Developer Guide

Developer Guide for Intel® oneAPI Math Kernel Library Windows*

ID 766692
Date 10/31/2024
Public
Document Table of Contents

Using oneMKL Verbose Mode

When building applications that call Intel® oneAPI Math Kernel Library (oneMKL) functions, it may be useful to determine:

  • which computational functions are called
  • what parameters are passed to them
  • how much time is spent to execute the functions
  • (for GPU applications) which GPU device the kernel is executed on

You can get an application to print this information to a standard output device by enabling Intel® oneAPI Math Kernel Library (oneMKL) Verbose. Functions that can print this information are referred to as verbose-enabled functions.

When Verbose mode is active in an Intel® oneAPI Math Kernel Library (oneMKL) domain, every call of a verbose-enabled function finishes with printing a human-readable line describing the call. However, if your application gets terminated for some reason during the function call, no information for that function will be printed. The first call to a verbose-enabled function also prints a version information line.

For GPU applications, additional information (one or more GPU information lines) will also be printed by the first call to a verbose-enabled function, following the version information line which will be printed for the host CPU. If there is more than one GPU detected, each GPU device will be printed in a separate line.

We have different implementations for verbose with CPU applications and verbose with GPU applications. The Intel® MKL Verbose mode has 2 modes when used with CPU applications: disabled (default) and enabled. The Intel® MKL Verbose mode has three modes when used with GPU applications: disabled (default), enabled without timing, and enabled with synchronous timing.

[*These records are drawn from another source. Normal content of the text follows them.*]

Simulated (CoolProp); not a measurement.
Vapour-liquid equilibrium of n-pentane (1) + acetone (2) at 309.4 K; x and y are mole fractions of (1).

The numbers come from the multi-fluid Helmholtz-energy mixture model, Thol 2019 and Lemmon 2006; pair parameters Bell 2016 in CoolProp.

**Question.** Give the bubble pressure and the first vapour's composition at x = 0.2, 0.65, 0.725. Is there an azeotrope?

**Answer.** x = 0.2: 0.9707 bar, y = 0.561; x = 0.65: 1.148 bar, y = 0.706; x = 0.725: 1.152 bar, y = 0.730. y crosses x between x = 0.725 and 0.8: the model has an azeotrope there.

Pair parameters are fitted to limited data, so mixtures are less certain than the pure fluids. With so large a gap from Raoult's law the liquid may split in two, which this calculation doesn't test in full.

To change the verbose mode, either set the environment variable MKL_VERBOSE:

  CPU application GPU application
Set MKL_VERBOSE to 0 to disable Verbose to disable Verbose
Set MKL_VERBOSE to 1 to enable Verbose to enable Verbose without timing
Set MKL_VERBOSE to 2 to enable Verbose to enable Verbose with synchronous timing

or call the support function mkl_verbose(int mode):

  CPU application GPU application
Call mkl_verbose(0) to disable Verbose to disable Verbose
Call mkl_verbose(1) to enable Verbose to enable Verbose without timing
Call mkl_verbose(2) to enable Verbose to enable Verbose with synchronous timing

Verbose with CPU Applications

Verbose output will be consisted of version information line and call description lines for CPU.

For CPU applications, you can enable oneMKL Verbose mode in these domains:

  • BLAS (and BLAS-like extensions)
  • LAPACK
  • ScaLAPACK (selected functionality)
  • FFT
  • RNG

Verbose with GPU Applications

The verbose feature is enabled for GPU applications that uses DPC++ API or C/Fortran API with OpenMP offload. When used with GPU applications, verbose allows the measurement of execution time to be enabled or disabled with verbose mode. Timing is taken synchronously, so if verbose is enabled with timing, kernel executions will become synchronous (previous kernel will block later kernels)

Verbose output will be consisted of version information line, GPU information lines, and call description lines for GPU.

NOTE:
Timing for GPU applications is reported for overall execution. For selected functionality, device execution time can also be reported if the input queue was created with profiling information (see the oneAPI GPU Optimization Guide).

For GPU applications, you can enable oneMKL Verbose mode in these domains:

  • BLAS (and BLAS-like extensions)
  • LAPACK
  • FFT
  • RNG (DPC++ API only)

For Both CPU and GPU Verbose

Both enabling and disabling of the Verbose mode using the function call takes precedence over the environment setting. For a full description of the mkl_verbose function, see either the Intel® oneAPI Math Kernel Library Developer Reference for C or the Intel® oneAPI Math Kernel Library Developer Reference for Fortran. Both references are available in the Intel® Software Documentation Library.

Intel® oneAPI Math Kernel Library (oneMKL) Verbose mode is not a thread-local but a global state. In other words, if an application changes the mode from multiple threads, the result is undefined.

warning:

The performance of an application may degrade with the Verbose mode enabled, especially when the number of calls to verbose-enabled functions is large, because every call to a verbose-enabled function requires an output operation.